Lying just off NH-11, FATEHPUR is the closest town in Shekhawati to Bikaner, 116km west, and a convenient place to stop en route across the Thar to or from Jaisalmer. The town itself is fairly run-down and its accommodation uninspiring, but it does boast several elaborately painted mansions.
Fatehpur's most celebrated haveli is the Nadine Le Prince Haveli (daily 8am–7pm; Rs100), an 1802 mansion restored to its original splendour by its current owner Nadine Le Prince, a French artist. Some local aficionados complain about its restoration – with large-scale repainting of murals, rather than the simple cleaning and preservation of existing art – but the overall effect is undeniably impressive.
Several further fine havelis lie clustered nearby. Next door on the west side, the Saraf Haveli boasts fine exterior murals, while opposite the expansive Devra Lal Haveli. (closed to visitors), is fronted by unusually elaborate arched porches, their undersides covered with well-preserved medallion portraits.
Northeast, the imposing Jagannath Singania Haveli (also closed to visitors) towers over the main road. Most of the exterior paintings have faded, though the smaller western facade around the back still holds some fine paintings of elephants and other subjects. South from here, the Geori Shankar Haveli is the polar opposite of the Nadine Le Prince Haveli, dilapidated but hugely atmospheric, and still inhabited by impoverished local families.

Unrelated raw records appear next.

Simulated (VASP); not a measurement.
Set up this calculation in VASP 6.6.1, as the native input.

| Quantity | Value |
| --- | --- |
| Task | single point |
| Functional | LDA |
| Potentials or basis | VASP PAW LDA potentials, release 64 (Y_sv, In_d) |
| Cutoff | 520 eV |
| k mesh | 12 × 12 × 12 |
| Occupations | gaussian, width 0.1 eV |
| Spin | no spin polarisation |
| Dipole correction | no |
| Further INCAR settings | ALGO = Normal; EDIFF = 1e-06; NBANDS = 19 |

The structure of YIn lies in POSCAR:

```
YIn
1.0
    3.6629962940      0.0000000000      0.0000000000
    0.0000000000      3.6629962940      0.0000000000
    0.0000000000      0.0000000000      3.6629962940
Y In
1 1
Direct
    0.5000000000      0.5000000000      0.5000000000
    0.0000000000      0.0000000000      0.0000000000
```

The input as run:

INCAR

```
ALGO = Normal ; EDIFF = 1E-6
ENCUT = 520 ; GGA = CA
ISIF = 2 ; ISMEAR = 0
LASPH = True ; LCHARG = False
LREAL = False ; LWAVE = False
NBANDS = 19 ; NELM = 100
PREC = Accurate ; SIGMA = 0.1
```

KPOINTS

Just east of here, the small but exquisite Mahavir Prasad Goenka Haveli was built in the mid-nineteenth century by a Jain merchant, Mahavir Prasad. The inner courtyard is beautifully painted, and the first-floor room is dazzling, its walls and ceiling decorated in the finest detail with myriad colours, gold leaf and mirrors.
Just off NH-11, the modern RTDC Hotel Haveli (Tel:01571/230293; Rs301–1000) is the town's only plausible hotel, though its large and light rooms (some with a/c) don't quite compensate for the dodgy plumbing and general air of neglect.